At her cooking school in Regaleali, Fabrizia Lanza (right) learns from Sister Lidia how to make zuccata, a traditional candied squash dessert.
Name: Fabrizia Lanza
Age: 49 Hometown: Palermo, Italy Occupaton: Formerly an art historian in northern Italy, Fabrizia returned to her native Palermo to run a cooking school started by her late mother, Anna Tasca Lanza. The school is housed in Regaleali, an estate in rural Sicily owned by Fabrizia’s family since 1830. Fabrizia has also made several documentary films about the festivals and disappearing food rituals on the island.
This story appeared in the January/February 2011 issue.
What I love about Palermo is what we call promisquità—the way everything is mixed together indiscriminately. You have beautiful palaces next to alleys filled with rubbish, vivid colors and terrible smells, incredible gardens and grimy buildings. I don’t like tidy cities. Palermo is a fascinating place because it’s very ugly and very beautiful at once.
Take Camastra, my grandparents’ villa, where I was married. It was built in 1555, and it has lavish fountains and gardens. Most of Palermo was destroyed in World War II, and so these rare villas are surrounded on all sides by unattractive apartment buildings.

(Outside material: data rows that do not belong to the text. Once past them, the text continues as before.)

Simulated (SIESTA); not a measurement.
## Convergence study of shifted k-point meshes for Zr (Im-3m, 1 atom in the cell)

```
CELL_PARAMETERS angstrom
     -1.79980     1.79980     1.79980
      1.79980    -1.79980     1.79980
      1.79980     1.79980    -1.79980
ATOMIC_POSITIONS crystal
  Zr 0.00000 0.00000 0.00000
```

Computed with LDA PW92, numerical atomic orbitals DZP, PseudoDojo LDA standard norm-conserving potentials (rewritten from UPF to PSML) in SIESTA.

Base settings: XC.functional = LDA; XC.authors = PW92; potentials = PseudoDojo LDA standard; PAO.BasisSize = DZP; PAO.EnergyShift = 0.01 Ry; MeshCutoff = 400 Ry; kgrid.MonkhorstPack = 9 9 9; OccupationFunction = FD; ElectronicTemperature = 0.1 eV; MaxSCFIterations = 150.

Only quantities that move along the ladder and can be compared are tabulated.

We have many beautiful churches and monuments, but what’s most alive in Palermo is the food. Palermo has a big corridor of outdoor markets, all with different names, and all very old. I go to the Ballarò market. These little carts arrive with old men selling exquisite vegetables—one has five plants of special rosemary or a particular basil, another sells only onions and garlic. It’s an ancient micro-economy—it’s amazing that it still exists.
The most important religious event of the year, the Festino, is celebrated in July with a feast in the streets. The holiday honors Santa Rosalia, the patron saint of Palermo, who is said to have saved the city from the Black Death plague in 1624. On that day, you eat babbaluci, which are wonderful little snails.
Cooks start off early in the morning peeling garlic and frying it in oil in huge pots. My house is right on top of the celebration, so the smell wakes me up. They start washing enormous bags of snails, and it’s like the sound of maracas. They pile them in huge dishes in the middle of the road—enough to feed 5,000— and pour seasoning on top: garlic, oil, parsley, salt, and pepper. Men queue up to fill paper cones with the snails and eat them in the street. They also make candy brittle in the street. Enormous men with two big knives twirl the brittle on a marble surface covered with oil so it won’t stick. This sort of technique is changing, because in the kitchens they have to use stainless steel equipment for health reasons, but the old recipes need marble, which helps cool down the ingredients in a certain way. You can’t pour syrup on a steel surface!
For the festival of Santa Lucia, in December, Palermitanos don’t eat anything with flour, but we boil wheat with sugar for a dish called cuccìa. The story goes that Saint Lucy saved the city from famine: A ship full of grain arrived mysteriously in the harbor, and the inhabitants were so hungry they didn’t have time to make flour. So they ate the grain whole.
I’m very interested in the old cuisine. We have something from all the people who have conquered us over the centuries. Some dishes are a little Arab, and French cuisine was in fashion at the beginning of the 19th century after Maria Carolina of Austria and Ferdinando di Borbone ran away from Napoleon and arrived in Palermo with their whole court. I like my cooking school to be a point of reference for traditional cooking in Sicily, from the ingredients—wild fruits and vegetables that are disappearing—to the way of preparing things. But it’s not a museum. We eat it. It’s alive.